By Erin Moyer ’16, Associate Opinions & Editorials Editor
I have a confession to make: I like to pop tags. I may only have twenty dollars in my pocket, but I’m hunting. I’m always looking for a come-up. Because thrift shopping is freaking awesome!
At least, I think so. I really, actually enjoy shopping at thrift stores. I sincerely like to buy second-hand clothing more than the crispest, newest shirt any store can give me. I will blissfully paw through racks and racks of gently used, slightly musty clothing than be confronted with the newest, most unforgiving trends. I love running up to the cash register with four vaguely vintage shirts, four shapeless grandma sweaters, and three sundresses and only needing to pay, yes, about twenty dollars (especially on Half-off Wednesday! Check your local secondhand stores!). I went through this weird phase last year where I insisted on buying ten long, floral dresses and “tailoring” them by hand myself. And two of them turned out really well.
Shopping at thrift stores is just a fun thing for me, and that’s about all I can say about it. It makes shopping a cool, imaginative adventure: who knows what I’ll find? A large white t-shirt with a blurry picture of a man whom no mortal can identify? Or a baggy, powder blue sweater with the best pocket of all time? And for the record, I have found and purchased both of them.

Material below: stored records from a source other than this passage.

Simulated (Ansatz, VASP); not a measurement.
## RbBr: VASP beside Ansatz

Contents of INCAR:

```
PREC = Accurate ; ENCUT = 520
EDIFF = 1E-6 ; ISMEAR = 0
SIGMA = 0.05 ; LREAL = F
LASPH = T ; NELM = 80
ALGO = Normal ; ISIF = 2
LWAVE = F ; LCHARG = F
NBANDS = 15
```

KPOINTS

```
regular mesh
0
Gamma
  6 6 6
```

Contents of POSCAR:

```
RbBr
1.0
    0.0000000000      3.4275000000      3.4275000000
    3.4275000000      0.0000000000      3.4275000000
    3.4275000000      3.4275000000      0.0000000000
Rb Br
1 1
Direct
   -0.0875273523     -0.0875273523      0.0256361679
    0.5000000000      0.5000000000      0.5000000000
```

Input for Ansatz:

And who hasn’t turned to their local Salvation Army for a Halloween costume or a themed mixer? It’s the best way to find cheap and hilariously horrible clothes. You can look great in that ideally ironic, grody way. Snag some short leopard print jorts, a psychedelic muscle shirt with the Jackson Five on it, and show up at the club looking fresh to death.
But here’s the thing about thrift shopping: a lot of people elect to shop secondhand. I certainly do, and I think a lot of people here do, too. And that is a privilege we generally don’t think about. Because the thing is, a lot of people have to shop secondhand. What we do to be funky or funny, other people literally need to do to buy clothing. This whole attitude about thrift stores as whimsical places of fun finds and funniness—I’m looking at you, Macklemore—is actually a really serious manifestation of privilege.
I should point out, I don’t want this to be a self-righteous diatribe. I’m not saying if you can afford not to shop secondhand, then you should be blacklisted from every Goodwill in America. I’m not saying everyone should stop using thrift stores for all of their crafting and frating needs. I’m not trying to convince people to avoid secondhand stores like the plague, because it’s generally a good cause and hey, you can still find me there every Half-off Wednesday.
What I am trying to do is try to make more people aware of this cultural conflict: getting to choose to shop at thrift stores is a privilege, and having to shop there is a hardship. What’s hilariously tongue-in-cheek and silly for people like me is actually a way of life for other people on our halls, our campus, and our neighborhood.
So my point is, let’s just try to be more respectful. Let’s try to be aware of how lucky we are to have this choice to make. Speaking for myself, I know I’m stupidly fortunate that, for no real reason at all, I’m in a position where I get to choose to thrift shop. And at the risk of making assumptions, I think that’s the position a lot of people on campus are in, too. So next time you put on “Thrift Shop” or joke about how nasty Salvation Army clothes are, just think about your fellow Diplomats who might be at Half-Off Wednesday for a reason that could not be farther from your Friday night mixer.